The used-vehicle market just crossed a milestone that tells two stories at once: the average listing price cleared $27,000 for the first time since the summer of 2023, while the pace of retail sales dropped to its softest point in months.
Cox Automotive’s analysis of vAuto Live Market View national data for June shows 2.14 million used vehicles on franchised and independent dealer lots, up 0.2% year over year and up 1% from May. Days’ supply rose to 47, up 1 day from a year ago and up 2 days from the revised May figure of 45. The math behind that move is straightforward: inventory climbed 1% while the retail sales pace fell roughly 2%, producing a 2.9% increase in days’ supply.

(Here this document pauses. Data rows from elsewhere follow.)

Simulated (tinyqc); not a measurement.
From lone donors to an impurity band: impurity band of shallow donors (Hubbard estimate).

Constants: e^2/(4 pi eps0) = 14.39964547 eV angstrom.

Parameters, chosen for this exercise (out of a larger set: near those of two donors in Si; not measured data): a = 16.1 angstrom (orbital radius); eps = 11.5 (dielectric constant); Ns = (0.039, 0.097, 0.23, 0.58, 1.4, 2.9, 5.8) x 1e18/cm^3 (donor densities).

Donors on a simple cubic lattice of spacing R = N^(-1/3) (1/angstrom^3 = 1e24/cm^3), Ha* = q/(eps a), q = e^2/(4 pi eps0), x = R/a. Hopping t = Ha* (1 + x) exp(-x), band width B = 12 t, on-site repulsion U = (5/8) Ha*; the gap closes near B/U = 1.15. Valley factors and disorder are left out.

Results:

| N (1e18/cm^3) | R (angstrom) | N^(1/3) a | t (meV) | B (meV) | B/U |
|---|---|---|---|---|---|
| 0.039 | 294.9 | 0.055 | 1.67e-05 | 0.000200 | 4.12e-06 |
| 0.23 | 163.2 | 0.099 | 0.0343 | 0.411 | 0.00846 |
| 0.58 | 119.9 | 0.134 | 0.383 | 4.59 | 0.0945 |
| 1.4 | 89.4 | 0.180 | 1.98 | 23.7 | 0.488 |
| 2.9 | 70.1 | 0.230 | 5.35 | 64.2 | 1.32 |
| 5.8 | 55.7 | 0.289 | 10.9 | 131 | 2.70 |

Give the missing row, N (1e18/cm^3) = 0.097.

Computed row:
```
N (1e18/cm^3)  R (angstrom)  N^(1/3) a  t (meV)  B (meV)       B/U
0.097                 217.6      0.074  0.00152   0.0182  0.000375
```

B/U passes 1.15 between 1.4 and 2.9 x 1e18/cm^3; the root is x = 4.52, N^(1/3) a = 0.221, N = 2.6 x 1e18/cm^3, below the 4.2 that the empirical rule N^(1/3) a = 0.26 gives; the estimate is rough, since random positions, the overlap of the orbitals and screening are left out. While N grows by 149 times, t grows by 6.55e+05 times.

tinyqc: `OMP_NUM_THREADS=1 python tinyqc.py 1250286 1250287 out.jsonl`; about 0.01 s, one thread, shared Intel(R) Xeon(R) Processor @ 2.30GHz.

The sales pace softened meaningfully. Retail used-vehicle sales came in down 1.6% year over year and down 1.9% from May. Cox Automotive frames the month-over-month deceleration as partly seasonal, consistent with patterns that typically appear at the start of summer. Higher vehicle prices and broader economic pressure likely added to the drag.
The average listing price landed at $27,027 in June, up 6% from a year ago and just 0.4% above the revised May figure of $26,928. Prices have now risen in each of the three preceding months. The move above $27,000 reflects two forces running in parallel: wholesale values at Manheim ran up earlier in the year, and the retail sales mix has shifted toward a higher share of younger, more expensive vehicles. Both factors pushed averages higher even as overall volume stayed roughly flat.

For budget shoppers, the picture is bleaker. Vehicles priced below $15,000 carried just 33 days’ supply in June, well below the overall market average of 47 days. The affordable end of the used market remains the segment most starved of inventory, and that scarcity is not resolving.
Not everything points toward weakness. Credit access reached its highest level since December 2015 in June, giving buyers more financing options than they have had in over a decade. That is a meaningful tailwind for a segment that runs heavily on monthly payment math. Used vehicles also continue to offer a substantial price gap versus new models, which sustains demand even when consumer confidence is shaky. Ford, Chevrolet, Toyota, Honda, and Nissan held the top five spots in used-vehicle retail sales for the month, together accounting for nearly half of all retail used-vehicle transactions.
Certified pre-owned activity was mixed. CPO sales in June reached an estimated 210,335 units, up 5% year over year but down 7.8% from May’s 228,148. CPO’s share of total used retail came in at 15.3%, down slightly from 15.7% in May. Year to date, CPO sales are running approximately 2.1% below the same period last year, a gap that has been difficult to close despite the segment’s relative strength on a month-over-month basis.
Cox Automotive’s full-year 2026 forecast calls for used-vehicle sales of 38.3 million units, a 0.9% decline from the prior year. June’s data fits that trajectory: a market that is larger than it was in the lean-supply months of early 2026, but not generating enough sales velocity to absorb the additional stock. Inventory is rebuilding, prices are holding, and the buyers who can clear the affordability bar are finding financing. The ones who cannot are still waiting for the sub-$15,000 shelf to restock.